It is mosquito season, so to avoid the clouds that surround my head the second I step outside, I thought I would take my dog on a walk early. I stepped outside and walked to my car and low and behold there in the grass, right next to my car, was a hatchet.
Of course my mind immediately went to all the horrible crime drama television shows I have ever watched. Was the ax murderer on his way to my back door, to break in and chop me into pieces? Was he foiled by some passerby just in the nick of time, and dropped his weapon and fled?
I picked up the hatchet, then quickly switched my grip to the blade. After all, this could have been used to commit a crime and may need to be fingerprinted. I placed it on the table in my garage, loaded up my dog, and drove downtown to the Capital area, where I am pretty sure I won't run into any loose dogs.
On our way down the sidewalk, just in front of the Michigan Supreme Court Building, I ran into a State Police officer. "Good morning," I said. "Good morning," he replied. "I have a strange question to ask you," I said, knowing he is already staring at my left eye, swollen from a bee sting yesterday. I proceeded to tell him about the hatchet and asked if he thought I should contact the police, just in case. He said yes, so I called the Lansing Police Department and they said they would send an officer over.

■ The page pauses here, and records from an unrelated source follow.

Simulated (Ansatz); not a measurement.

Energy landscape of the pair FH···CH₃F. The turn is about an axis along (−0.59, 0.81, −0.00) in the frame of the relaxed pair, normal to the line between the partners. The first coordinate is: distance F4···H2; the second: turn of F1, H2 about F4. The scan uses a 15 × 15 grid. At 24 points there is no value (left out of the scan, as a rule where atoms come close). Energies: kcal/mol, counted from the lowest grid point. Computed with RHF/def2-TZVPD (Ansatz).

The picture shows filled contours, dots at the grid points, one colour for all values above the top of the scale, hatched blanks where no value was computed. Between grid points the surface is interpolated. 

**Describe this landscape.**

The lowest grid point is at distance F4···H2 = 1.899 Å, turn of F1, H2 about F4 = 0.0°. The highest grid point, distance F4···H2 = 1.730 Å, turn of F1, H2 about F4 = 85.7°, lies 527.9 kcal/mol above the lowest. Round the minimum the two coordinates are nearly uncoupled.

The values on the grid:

We hoofed it as fast as we could go back to my car and sped off to the house, hoping to get there before the police showed up. My neighbor told me as I pulled in the driveway that the officer just left. Of course. "Did you find a hatchet in your yard?" the neighbor asked. "Yes," I said, suspicious...was HE the ax murderer? "We saw a group of twelve-year olds last night at two in the morning, using a hatchet on trees, telephone poles, anything they could chop on, just a bunch of kids. They threw it at your tree but missed and it landed in your front yard and they just kept on walking. No big deal, just some kids."
No big deal.
What kind of kids, twelve-year olds to boot, are out walking around at two in the morning with a hatchet? I don't know about you but where I come from that is something to be concerned about. Where are their parents? What are they doing out that late? And what is there intention carrying around a hatchet? And why do they think it OK to destroy public and private property?
I had to call the police back and they sent the officer over again. He didn't want to take the hatchet, two hours of paperwork he said and they would just throw it in the trash. Just some kids, he said. Just some kids??? I hate to think what those kids will be doing in five more years.
He asked if there was still an issue with speeders on my street. "Yes," I replied, "and gun shots in the park weekly. And there are also numerous mini bikes, go carts, and four wheelers travelling at high speeds up and down my street." "Not much we can do about that, I mean really how would it look to the public if we gave a kid a ticket for riding a go cart in the park" (which is prohibited by law, I might add). I am wondering if this is the same officer who told the ex con down the street that he was pretty sure the ex con wasn't supposed to be in possession of the shotgun he had just used to kill a raccoon in a tree, which incidentally landed on the police car hood (I am not kidding). He told the ex con that he didn't want to know and gave him a ticket for discharging a firearm in the city limits.
Anyway, the officer said they are so short staffed they have to focus on more serious issues (my hatchet obviously wasn't one of them). I thanked him and off he went.
Now I know some of you are saying, why don't I just move out of the city?
Over the years I have learned that I am much safer as a lesbian living a city than I ever would be in small town USA. And that makes me angry and very sad. I don't have the freedom to live where I want to. Forget the whole "life, liberty, and the pursuit of happiness" thing. It is an illusion for people like me. Yes, we won the right to marry but there is still so far to go. I would much rather have a cabin in the northwoods and go to sleep listening to the sounds of frogs or crickets instead of gunfire and sirens. My soul yearns to look up into the night sky and see the Milky Way, the Aurora Borealis, a shooting star. I want to breathe in the scent of pine trees and rivers, hear the rushing of water over rapids or the waves lapping the shore. I grieve over this.
But at least I can eat in a restaurant and not have to hear the bigoted comments of the locals. I can go to celebrations for people like me if I choose. I am surrounded by the beautiful diversity of different races and cultures of people. I have a park in my backyard and am friends with the snakes and toads, skunks and raccoons, and even the sparrows that are living inside my wall right now raising a family. I can tap the trees and make syrup, and grow my apples and grapes, and have illegal campfires and parch corn and wild rice, and raise my honeybees without the fear of someone driving by yelling a derogatory name at me.
So I try to feel grateful that I have a safe harbor somewhere in the world. But it is a very high price to pay for someone like me, who is as much a child of the woods as she is a lesbian.
As long as there is such hatred and bigotry in small town America, I will always have to live in the city. Hatchets and all.